Mark Kac Seminar

October 5, 2007

introduction talks archive contact location

Location: Utrecht, KNG80, room 132

11:15-13:00 speaker: Tobias Müller (Eurandom) title: Random geometric graphs: Highlights

abstract: 

For n a natural number and r a positive number, the random geometric graph G(n,r) is constructed by picking n points at random from d-dimensional space (iid according to some probability distribution) and joining two points by an edge if their distance is less than r. Typically one studies the behaviour of G(n,r) as n grows, where r=r(n) is allowed to vary with n.

In this talk I will survey some of the most important results on this graph model, including those on connectedness, the emergence of a "giant" component, monotone properties and colouring.
 

14:15-16:00 speaker: Gerard Barkema (Utrecht) & Debabrata Panja (UvA) title: Anomalous diffusion of a translocating polymer


abstract:

Transport of molecules across cell membranes is an essential mechanism for life processes. These molecules are often long and flexible, and the pores in the membranes are too narrow to allow them to pass through as a single unit. In such circumstances, the passage of a molecule through the pore --- translocation --- proceeds through a random process in which polymer segments sequentially move through the pore.

For statistical physicists, interesting quantities of translocation are mainly scaling properties, for instance: how does the time it takes for a polymer to translocate scale with its length? How long does a translocating polymer block the pore during translocation, as a function of its length?

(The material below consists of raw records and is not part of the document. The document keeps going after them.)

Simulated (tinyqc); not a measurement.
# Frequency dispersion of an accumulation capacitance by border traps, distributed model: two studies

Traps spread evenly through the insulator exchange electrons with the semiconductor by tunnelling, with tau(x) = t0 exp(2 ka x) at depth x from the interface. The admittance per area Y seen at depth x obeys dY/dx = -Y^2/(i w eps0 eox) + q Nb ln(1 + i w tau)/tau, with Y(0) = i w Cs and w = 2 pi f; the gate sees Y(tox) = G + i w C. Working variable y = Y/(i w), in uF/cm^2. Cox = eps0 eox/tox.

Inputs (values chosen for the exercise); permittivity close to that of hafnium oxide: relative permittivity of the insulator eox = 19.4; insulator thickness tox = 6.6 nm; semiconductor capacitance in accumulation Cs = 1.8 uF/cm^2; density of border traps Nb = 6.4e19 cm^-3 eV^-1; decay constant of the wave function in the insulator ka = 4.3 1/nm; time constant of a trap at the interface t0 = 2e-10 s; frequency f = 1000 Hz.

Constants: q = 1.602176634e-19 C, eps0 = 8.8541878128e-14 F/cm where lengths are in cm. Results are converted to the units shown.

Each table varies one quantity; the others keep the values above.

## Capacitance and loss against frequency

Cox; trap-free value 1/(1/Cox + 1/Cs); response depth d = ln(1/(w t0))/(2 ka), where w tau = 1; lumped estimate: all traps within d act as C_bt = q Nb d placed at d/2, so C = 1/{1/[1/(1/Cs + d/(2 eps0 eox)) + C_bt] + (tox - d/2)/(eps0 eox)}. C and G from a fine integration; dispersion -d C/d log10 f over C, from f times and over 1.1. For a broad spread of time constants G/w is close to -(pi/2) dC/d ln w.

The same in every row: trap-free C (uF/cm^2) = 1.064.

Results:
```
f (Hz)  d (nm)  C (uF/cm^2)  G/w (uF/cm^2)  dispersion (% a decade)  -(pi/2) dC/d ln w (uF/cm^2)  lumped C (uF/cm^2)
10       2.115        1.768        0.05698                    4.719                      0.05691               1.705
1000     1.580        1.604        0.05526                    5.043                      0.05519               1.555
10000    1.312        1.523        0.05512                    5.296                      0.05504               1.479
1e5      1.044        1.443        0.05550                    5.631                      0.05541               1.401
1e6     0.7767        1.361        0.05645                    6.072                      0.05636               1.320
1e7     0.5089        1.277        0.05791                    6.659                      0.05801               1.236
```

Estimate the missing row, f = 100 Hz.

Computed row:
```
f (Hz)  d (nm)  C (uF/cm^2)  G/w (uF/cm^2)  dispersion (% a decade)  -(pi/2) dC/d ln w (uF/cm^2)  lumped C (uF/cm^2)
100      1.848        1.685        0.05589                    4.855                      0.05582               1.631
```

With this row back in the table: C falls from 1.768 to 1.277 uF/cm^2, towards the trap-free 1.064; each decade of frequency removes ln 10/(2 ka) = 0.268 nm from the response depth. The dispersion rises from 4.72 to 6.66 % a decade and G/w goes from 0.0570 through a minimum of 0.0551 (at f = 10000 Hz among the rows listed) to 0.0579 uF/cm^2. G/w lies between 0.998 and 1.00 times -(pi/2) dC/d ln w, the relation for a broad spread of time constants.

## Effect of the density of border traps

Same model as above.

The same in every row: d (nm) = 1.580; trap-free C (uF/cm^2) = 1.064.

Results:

We will show that the translocation process can be viewed as a random-walk process with anomalous diffusion, characterized by a squared displacement scaling with time as
$<r^2> ~ t^{(1+\nu)/(1+2\nu)}$, and that the dwell time $\tau_d$ scales with polymer length as $\tau_d ~ N^{2+\nu}$. Here, $\nu \approx 0.588$ is the Flory exponent of self-avoiding walks. We will also discuss further applications of the theoretical framework that yielded these results.